Food & Drink

The Best Cincinnati Chili in Cincinnati

Visitors to Price Hill Chili are greeted with mementos from perhaps its most famous visitor: former Vice President Dick Cheney, who swung through on a reelection tour in 2004. (Contemporary reports say he was “too busy chatting” to eat but got chili to go for his campaign bus.) The vast majority of the time, however, this restaurant is for locals.

Most chili parlors don’t serve alcohol—a holdover from their Prohibition-era origins—but Price Hill Chili is attached to a full-service bar called the Golden Fleece. A fine selection of local beers and bourbons pairs nicely with this chili, a cinnamon-forward concoction with a surprising bit of lingering heat. Here, in particular, I appreciate the pairing of chili with crisp, neutral oyster crackers.

The restaurant’s sprawling complex of rooms, managed by second-generation owner Steve Beltsos, is a de facto community center for the tight-knit Price Hill neighborhood on Cincinnati’s West Side. When I ate here as a kid with my cousin Pat, a longtime resident, we couldn’t pass a table without being greeted by parishioners from her Catholic church or old students from her career as a school librarian. The walls hold lots of sports memorabilia from nearby Elder High, and alumni regularly gather to reminisce about their glory days over lunch.

Order: I lean into the heat of Price Hill Chili and order the Hot Chili Cheese Mett. The spicy, salty German mettwurst sausage, sourced from local purveyor Queen City Sausage, works wonders as a variation on the classic coney.


Bard’s Burgers & Chili

3620 Decoursey Ave., Covington, KY 41015

It’s hard to miss Bard’s Burgers & Chili’s biggest claim to fame: the Bardzilla Challenge. A massive mural on one side of the dining room taunts diners with a tower of 11 third-of-a-pound-pound patties and two pounds of fries.

But owner and chef Jordan Stephenson has put at least as much thought into his chili. When he took over the restaurant in the Latonia neighborhood of Covington, Kentucky, in 2015, it didn’t come with a chili recipe. So he developed his own from scratch, seeking opinions from a crew of taste testers who needed sustenance for the rigors of watching Cincinnati’s NFL squad.

“We kept dialing in the recipe on Sundays over some Bengals games,” Stephenson says. “I’d go to my buddy’s house, and everybody would try it and give me their feedback.” The result combines very finely minced beef and freshly ground spices, particularly suitable for going on top of hot dogs and hamburgers. Like all good Cincinnati-area chefs, Stephenson is cagey about the exact spice mix, but it’s heavy on the warm, comforting flavors, with a solid hit of clove.

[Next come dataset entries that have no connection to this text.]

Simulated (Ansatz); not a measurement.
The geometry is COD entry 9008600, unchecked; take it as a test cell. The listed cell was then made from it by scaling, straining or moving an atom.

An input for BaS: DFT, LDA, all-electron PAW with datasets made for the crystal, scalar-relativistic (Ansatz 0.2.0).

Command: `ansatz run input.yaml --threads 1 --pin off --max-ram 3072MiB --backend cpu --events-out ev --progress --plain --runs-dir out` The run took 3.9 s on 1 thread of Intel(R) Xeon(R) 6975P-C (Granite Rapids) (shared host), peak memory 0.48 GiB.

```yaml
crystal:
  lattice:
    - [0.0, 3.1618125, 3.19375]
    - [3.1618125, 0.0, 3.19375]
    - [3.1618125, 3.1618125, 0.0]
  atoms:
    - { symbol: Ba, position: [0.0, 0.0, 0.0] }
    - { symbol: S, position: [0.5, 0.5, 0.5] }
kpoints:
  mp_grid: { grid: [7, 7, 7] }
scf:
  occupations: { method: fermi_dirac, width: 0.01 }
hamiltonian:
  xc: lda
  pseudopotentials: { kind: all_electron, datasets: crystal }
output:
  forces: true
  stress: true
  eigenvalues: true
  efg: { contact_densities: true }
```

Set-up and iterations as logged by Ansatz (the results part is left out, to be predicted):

Customers can still get their chili with a side of football, thanks to a couple of big-screen TVs in the restaurant’s bar area. And if the Bengals disappoint, there’s always the vintage Waterworld pinball table, where players come face-to-face with the stoic visage of Kevin Costner.

Order: For the best of both worlds, get the Chili Craig cheeseburger, named after a regular customer and designer of the restaurant’s logo. The chili topping gives even more flavor to the thick, juicy patty; Stephenson recommends decking it out with mustard and onions to mirror the coney experience. Pair this with a jumbo order of thick-cut pickle chips, fried to a crisp golden brown and guaranteed to vanish before your burger hits the table.